As the sun set and electric guitars echoed across Rachel Carson College Upper Lawn, students danced and sat on blankets at the second West Fest.

West Fest, an event to celebrate students’ artistic endeavors and musical collaboration, drew about 150 students. Students watched local musicians perform, browsed a student art gallery and enjoyed free pizza and cookies on Feb. 24.

The hosts of the event — KZSC, Rachel Carson College Council, Oakes College Senate, Porter Senate and Kresge Parliament — have been planning since fall quarter to bring in more activities and food and avoid last year’s time crunch.

“It takes a couple of months so we can plan it without being super stressed since last year we planned it in maybe a month,” said Oakes Senate chair Fernanda Madrigal. “That was hectic. Plus we didn’t do as much as we did this year.”
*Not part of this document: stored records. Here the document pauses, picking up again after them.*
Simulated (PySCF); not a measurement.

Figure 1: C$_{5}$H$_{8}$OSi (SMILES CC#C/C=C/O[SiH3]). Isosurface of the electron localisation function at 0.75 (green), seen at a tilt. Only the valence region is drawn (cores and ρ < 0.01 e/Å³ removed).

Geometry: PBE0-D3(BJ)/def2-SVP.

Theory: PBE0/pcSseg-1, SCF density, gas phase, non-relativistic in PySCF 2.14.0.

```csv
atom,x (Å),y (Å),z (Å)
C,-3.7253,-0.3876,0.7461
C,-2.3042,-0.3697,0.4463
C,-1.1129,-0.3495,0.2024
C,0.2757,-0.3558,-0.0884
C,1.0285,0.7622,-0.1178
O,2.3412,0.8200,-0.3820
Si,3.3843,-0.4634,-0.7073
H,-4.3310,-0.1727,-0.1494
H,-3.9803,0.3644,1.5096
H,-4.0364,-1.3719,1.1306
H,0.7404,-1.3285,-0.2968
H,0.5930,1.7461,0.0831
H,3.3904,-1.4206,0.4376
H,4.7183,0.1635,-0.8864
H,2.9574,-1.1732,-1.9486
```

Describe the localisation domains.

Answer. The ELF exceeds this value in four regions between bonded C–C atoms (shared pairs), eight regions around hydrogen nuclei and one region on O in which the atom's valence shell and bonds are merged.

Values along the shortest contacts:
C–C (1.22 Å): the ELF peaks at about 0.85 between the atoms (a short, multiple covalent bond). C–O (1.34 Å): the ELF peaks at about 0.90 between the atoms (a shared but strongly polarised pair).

Last year’s West Fest drew hundreds, but was limited to music and snacks. Funding for West Fest last year totaled $1,500, whereas this year the budget was $4,000. This year it included an art gallery on the tennis courts.

“Last year we didn’t have a lot of art-related things so we wanted to make it more of a festival of the arts,” said student volunteer Jessica Scherer.

The evening started with second-year singer-songwriter Cori Strell’s acoustic set. The performances continued with a selection of metal, electronic, hip-hop and indie rock from nine other local and student music groups.

Bassist for student band Paper Towels, Frank Kohn, strums along to original songs for the crowd at West Fest at Rachel Carson College. Photo by Matthew Forman
Bassist for student band Paper Towels, Frank Kohn, strums along to original songs for the crowd at West Fest at Rachel Carson College. Photo by Matthew Forman

“It’s a beautiful setting,” said bassist Frank Kohn of the UCSC student indie-folk band Paper Towel. “People can hear the music in between classes, come over and hang out.”

Paper Towel is a band started by second-year students Hughie Allan and Matthew Dragicevic. Frank Kohn and Jon Annunziato later joined the group. They describe their band as “rock ’n’ roll in 2017.”

Allan described performing in front of fellow students as fun and full of synergy. “We know most of these people, so we felt really comfortable.”

Bands sent in applications and samples of their work to perform at West Fest. Last year, KZSC selected the artists itself but this year it was a more collaborative process with Oakes and Rachel Carson Colleges. Oakes Senate chair and West Fest organizer Fernanda Madrigal said she listened to each artist and focused on including various genres.

“We want to make sure there is a lot of diversity when it comes to the music,” said Madrigal. “We kind of get a little bit of everything because not everyone has the same music taste. Last year KZSC picked the music but this year all the colleges were able to get involved.”

This year’s event featured a student art show, face painting and balloon animals. Students submitted their artwork to be shown at the art exhibit, which included self portraits, landscapes and abstract pieces.

“We want to keep it local and make sure the students who have bands and don’t often get the chance to perform at events like this get a shot,” Madrigal said.

The Balloon Art Brigade, SUA and Camp Kesem tabled at West Fest to recruit and raise awareness for their groups.

“Tabling is a great form of outreach as it connects us with students and puts a face to the organization,” said SUA Vice President of Internal Affairs Grace Shefcik. “It allows us to engage with students who we may not necessarily get to engage with otherwise.”

Student-led band, Alms, performs at West Fest this past Friday to over 100 attendees. Photo by Matthew Forman
Student-led band, Alms, performs at West Fest this past Friday to over 100 attendees. Photo by Matthew Forman

This year Rachel Carson, Oakes, Kresge and Porter Colleges created subgroups with members from all colleges and held joint meetings to make sure everyone gave and received input in the process of planning the event.

“It takes a lot of time, commitment and support from the other colleges to make it free for everyone,” Madrigal said. “It’s all about the community feel, helping each other out to pull off an event like this.”